Not So Easy—Before condemning Hollywood divorces, try starving yourself for six months and see if you love anybody.—St. Thomas Times-Jour nal.
Slightly in Error—Correct this sentence. “I saw that fellow in white pants.” said the truck driver, “and I dodged the mud puddle so’s not to splatter him.”— Toronto Star.
Sanity—Sixteen families have moved into Stratford since the first of March, evidence that there is considerable sanity left in the world.—Stratford Beacon-Herald.
Times Have Changed—Some oldfashioned parents once worried about getting their daughters married, but now they worry about getting them to stay married. —Galt Reporter.
Misplaced Ambition—An observing farmer friend says it beats all how an old hen will exert herself to lay an egg when they are worth only twelve cents a dozen.
The Brute!—I have no sympathy with the burly pedestrian charged with knocking over a baby motor car and then walking callously away without ascertaining if anybody was injured.—Winnipeg Tribune.
Preparation—Uncle Sam fired a West Point cadet for getting married. Apparently the military authorities do not believe that a cadet should take up matrimony until he has learned how to fight.—Victoria Colonist.

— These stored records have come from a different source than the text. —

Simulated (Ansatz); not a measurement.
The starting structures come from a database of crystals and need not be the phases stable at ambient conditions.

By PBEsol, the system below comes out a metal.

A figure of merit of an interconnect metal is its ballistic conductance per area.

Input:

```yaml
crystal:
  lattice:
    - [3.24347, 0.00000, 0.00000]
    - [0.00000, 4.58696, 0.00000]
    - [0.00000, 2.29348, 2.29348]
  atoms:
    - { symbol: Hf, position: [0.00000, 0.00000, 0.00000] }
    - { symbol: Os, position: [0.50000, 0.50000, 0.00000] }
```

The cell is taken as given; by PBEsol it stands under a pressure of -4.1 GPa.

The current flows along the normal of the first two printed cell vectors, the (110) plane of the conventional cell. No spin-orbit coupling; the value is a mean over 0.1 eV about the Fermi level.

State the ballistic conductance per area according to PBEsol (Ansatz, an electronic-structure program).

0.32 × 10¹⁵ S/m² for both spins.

Fashions in Physiognomy—It will be gathered from the predictions of the fashion experts that women will wear their legs shorter this summer, while men’s faces will be much longer after the Budget.—Vancouver Star.
Almost Impossible—Probably the most difficult card trick of all is how to get out of making a fourth at bridge.—Kingston WhigStandard.
Living and Learning Once upon a time a man used to live and learn; nowadays it takes him all his time to learn to live.— Regina Star.
Chequed—Communication from Mister Gloom intimates that sometimes money refuses to talk because you put a cheque on it.
Nature’s Compensation—One good thing about being obscure and dumb is that you escape a lot of disagreeable committee work.—Brantford Expositor.
Where Will They Be?—How lost the important citizen will feel when he faces the final judgment and can’t find a lawyer in the place.—Calgary Herald.
A Chestnut—Maybe it’s only a coincidence that all burlesque houses and expensive revues open in the fall—which is also chestnut time.—Regina Leader-Post.
The Ambitious Worm—Most of these old saws have crosscut teeth. The early bird wouldn’t catch the worm if the worm didn't get a wiggle on so early.—Windsor Star.
A Thin Story—The saddest story of the month was about a woman who used a fleshreducing roller for two months and the only result was that the roller got thinner.— Toronto Globe.
Sting and Double Sting—Another difference between death and taxes is that death doesn’t get worse every time the Legislature meets.—New Westminster British Columbian.
Where There’s a Will—A gramophone record has been made that won’t break if thrown from a fourth floor window. The only thing to do is throw it from a fifth floor window.—Ottawa Citizen.
There’s Money in Them Thar Bills—
Two disgruntled New York husbands have issued a new monthly publication called "Alimony.” They should make it a success as they know all about a paying proposition. —Edmonton Bulletin.